Up to this point, many of the people who had been trying to illegally enter the US at the southern border in recent years were not Mexicans, but refugees from other Latin American countries passing through Mexico.

And the number of refugees from all regions arriving in the US has been dropping as well since Trump became US president—with entrants from Latin America (not high to begin with) down to almost zero.

Based on the numbers, it’s likely that the number of people seeking refuge is not necessarily declining—they may just be stopping in Mexico.

In 2013, 1,296 people applied for asylum in Mexico, according to COMAR, the Mexican agency for refugees and asylum seekers. In 2016, the number increased nearly seven-fold, to 8,788. COMAR predicts 2017’s final tally will rise to 20,000.

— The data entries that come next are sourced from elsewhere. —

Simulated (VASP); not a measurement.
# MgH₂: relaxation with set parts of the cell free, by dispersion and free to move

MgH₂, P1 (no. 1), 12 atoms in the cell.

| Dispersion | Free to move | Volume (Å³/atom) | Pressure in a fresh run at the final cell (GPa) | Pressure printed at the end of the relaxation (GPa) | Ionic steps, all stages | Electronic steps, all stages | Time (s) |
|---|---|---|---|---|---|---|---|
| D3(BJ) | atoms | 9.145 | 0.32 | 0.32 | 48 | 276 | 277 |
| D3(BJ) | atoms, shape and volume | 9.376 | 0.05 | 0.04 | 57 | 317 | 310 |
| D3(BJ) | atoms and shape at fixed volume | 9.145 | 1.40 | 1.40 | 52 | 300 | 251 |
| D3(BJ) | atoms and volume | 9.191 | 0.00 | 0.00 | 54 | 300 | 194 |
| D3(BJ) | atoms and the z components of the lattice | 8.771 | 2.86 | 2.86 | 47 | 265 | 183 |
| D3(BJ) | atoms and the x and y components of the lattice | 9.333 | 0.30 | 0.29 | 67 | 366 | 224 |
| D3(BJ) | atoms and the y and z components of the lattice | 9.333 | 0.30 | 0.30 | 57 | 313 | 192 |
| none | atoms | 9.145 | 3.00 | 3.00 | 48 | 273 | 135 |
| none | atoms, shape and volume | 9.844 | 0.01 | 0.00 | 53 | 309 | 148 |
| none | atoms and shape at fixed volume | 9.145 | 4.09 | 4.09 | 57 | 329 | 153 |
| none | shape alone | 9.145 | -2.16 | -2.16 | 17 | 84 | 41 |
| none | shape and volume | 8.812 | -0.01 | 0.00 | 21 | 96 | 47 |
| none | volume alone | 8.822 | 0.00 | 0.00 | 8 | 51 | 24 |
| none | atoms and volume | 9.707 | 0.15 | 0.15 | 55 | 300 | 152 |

The trend is in part due to violence in Honduras, El Salvador, and Guatemala that has been chronic since well before Trump was elected US president. Nearly 90% of asylum applicants to Mexico came from those three countries in 2016. Similarly, the growing political crisis in Venezuela—which Trump chided during his speech at the UN General Assembly this week—is likely behind a jump in asylum seekers to Mexico from that country. (In 2016, 361 Venezuelans applied, compared to just 57 in 2015.)

But the overall upward trend of previous years is dwarfed by the predicted leap in applicants in 2017; According to COMAR’s provisional numbers, 8,703 people applied to Mexican asylum by mid-August. As of that month, the NY Times reports Mexico was expecting a total of 20,000 by the end of the year.

By the UN’s count, the number of displaced people globally is approaching 66 million. Migration and refugees are a centerpiece of discussion at the 2017 UN General Assembly—and in a backhanded way, in Trump’s explicitly protectionist speech at the Assembly, and in Mexican president ‘s Enrique Peña Nieto’s notable absence at the US-hosted event.